When: 6:30 a.m.
On TV: NBC
Running the Peachtree Road Race is the one constant in the competitive life of Ty McCormack.
He was there tagging along with his mother, Kelly, during the world’s largest 10-kilometer race through the streets of Atlanta when he was just 12. Now as a semi-professional runner, McCormack, a 23-year-old North Hall High graduate, is back looking to claim top honors for runners from Georgia for the fifth time since 2011.
Now a college graduate and working as a financial planner in Orlando, Fla., McCormack will be back at the starting line Monday morning in Atlanta. This will be the first time he’ll run with the elite A Division, approximately 25-40 runners to start first after the wheelchair divisions, and be eligible for any prize money he earns as an athlete, no longer bound to an NCAA institution.

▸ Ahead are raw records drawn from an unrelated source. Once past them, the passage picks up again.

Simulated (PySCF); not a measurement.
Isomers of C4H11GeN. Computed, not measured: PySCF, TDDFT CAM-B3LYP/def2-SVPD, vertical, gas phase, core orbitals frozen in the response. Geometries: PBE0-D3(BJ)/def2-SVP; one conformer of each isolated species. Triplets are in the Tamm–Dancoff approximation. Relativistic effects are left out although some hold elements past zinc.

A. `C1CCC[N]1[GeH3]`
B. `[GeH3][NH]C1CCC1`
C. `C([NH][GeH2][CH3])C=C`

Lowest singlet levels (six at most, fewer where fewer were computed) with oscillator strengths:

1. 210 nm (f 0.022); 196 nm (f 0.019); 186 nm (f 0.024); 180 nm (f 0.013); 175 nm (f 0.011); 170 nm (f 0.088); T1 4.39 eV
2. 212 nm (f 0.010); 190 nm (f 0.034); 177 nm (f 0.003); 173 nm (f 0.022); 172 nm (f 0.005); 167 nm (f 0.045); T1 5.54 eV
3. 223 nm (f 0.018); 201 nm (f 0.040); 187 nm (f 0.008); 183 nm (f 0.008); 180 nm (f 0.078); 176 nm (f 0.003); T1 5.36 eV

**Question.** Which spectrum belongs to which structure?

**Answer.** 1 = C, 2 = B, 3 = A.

“It’s so great to get back home and run the Peachtree,” said McCormack, who will run this year’s race with his mother, girlfriend and two of his siblings. “This is going to be the one race I keep on my calendar every year until I’m old.”
McCormack has a performance record in the Peachtree as strong as anyone. In 2014, he ran a blistering time of 29 minutes, 25 seconds for a ninth-place overall spot in the Independence Day race. Each year from 2011-2014, his state-best winning time improved, starting with his 31:01 in 2011, 30:30 in 2012 (fourth American overall), and 30:08 in 2013.
Since he’s working full time now, McCormack said it’s easier to focus on his performance at the Peachtree, rather than having to wedge it into a busy schedule.
The feeling that comes with finishing top in the state, according to McCormack, is just as fulling than any of his other major accomplishments.
Also in the past five years, McCormack has been a three-time winner at the prestigious Penn Relays in Philadelphia, took part in the 2015 World University Games, and, in 2016, took a crack at US Olympic qualifying by running in the Los Angeles Marathon.
McCormack is signed to a contract with Saucony, which provides him with ample running gear as a well as a stipend to cover expenses. McCormack said in the last year, he’s pocketed $8,000 in prize money during races. That’s a nice supplement to his professional day job.
“Any money I earn, I invest or use for travel,” said McCormack.
Now eligible for prize money, the Atlanta Track Club is putting McCormack up as one of its elite athletes for a night’s stay at the Ritz Carlton in the Buckhead section of north Atlanta.
Still, the glitz and glamour of the spotlight is not the reason McCormack comes home to run the Peachtree Road Race. It’s the time spent with family and friends. His mother is the matriarch behind this tradition as she approaches her 30th time running in the Peachtree, according to McCormack.
“It’s definitely a sentimental event for me, such a great spectacle,” McCormack added. “It’s probably my all-time favorite race.”
From his four previous state-championship performances at the Peachtree, McCormack said he has four ‘peach blossom branch’ glass figures to signify his accomplishment.
The former runner for Clemson University and Auburn University said his mother has assembled those along with all his memorabilia in his bedroom of their Gainesville home.
The wins are not the only memories that McCormack has ingrained from the normally sticky-hot race early in the morning on Independence Day.
His first race as a 12-year-old, McCormack remembers having to be helped by his mother to the finish line after becoming sick from eating a burrito from Moe’s during the race, then drinking a Monster energy drink also before the finish line.
Then in 2011, McCormack fondly remembers settling in for dessert at the Cheesecake Factory the night before running a state-best time of around a 5-minute mile the next morning.
“Every year I go down there, I see about 50 people I know,” said McCormack.